I met up with Ted and Isabel today to play some Old Time music. We’ve been having these sessions regularly, and I am enjoying them so much. Ted and I had already been playing together for a while before Isabel joined us. We had a tune list and were working on improving our performance. Isabel knows many of the tunes Ted and I had been playing plus she’s introduced several tunes into the mix which are new to me.
I find these sessions to be exhilarating and so much fun! At the same time, they’re mentally exhausting for me as I’m trying to focus on listening to what the others are playing and adapt my playing on the fly. As well, with the tunes that are new to me, I’m trying to figure out how best to contribute as we’re playing them and I’m finding it’s taking a few sessions to fully start to feel one of these new tunes. Fortunately I feel comfortable enough to not worry too much about messing up during a session.

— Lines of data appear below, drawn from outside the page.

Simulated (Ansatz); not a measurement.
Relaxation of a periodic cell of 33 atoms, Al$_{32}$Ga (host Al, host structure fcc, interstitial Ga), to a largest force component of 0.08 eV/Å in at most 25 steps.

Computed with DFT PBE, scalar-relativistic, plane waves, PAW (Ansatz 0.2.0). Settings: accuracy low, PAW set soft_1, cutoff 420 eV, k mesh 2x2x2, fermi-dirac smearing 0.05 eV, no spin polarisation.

We’re starting to really cook on some of these tunes, such as Rachel (Texas Quickstep), Sandy Boys, Snake River Reel and Greasy Coat. We still have work to do on some of the others, but I feel they’re all coming along. I made up a list of tunes that either Ted and I or all three of us have played together so far and was surprised there were over 40 of them on the list. We play some of these tunes a lot more than others, of course, and I think for all three of us, some tunes are quickly becoming favourites.
Isabel introduced two tunes today – Old Bunch of Keys and Icy Mountain. I’m familiar with Old Bunch of Keys but had never tried to play it before. I don’t think I had even heard Icy Mountain previously. Homework. The first thing to do is get on YouTube and listen to various versions of each of these tunes, until I get those melodies stuck in my ever-so-tiny brain. I need to be able to hear a tune in my head to learn it. Sometimes in a session, when we flounder, we find a version of a tune we like and listen to it together, and that seems to really help.
I feel as if I’m becoming a better banjo player pretty quickly as a result of playing music with my new friends. I’m learning a bunch of new tunes more or less at once, and I’m also learning to listen and be sensitive to the other players. Although I’ve played with others some at banjo camps and festivals, more of my time has been as a front porch player, so this has been a fantastic opportunity for me.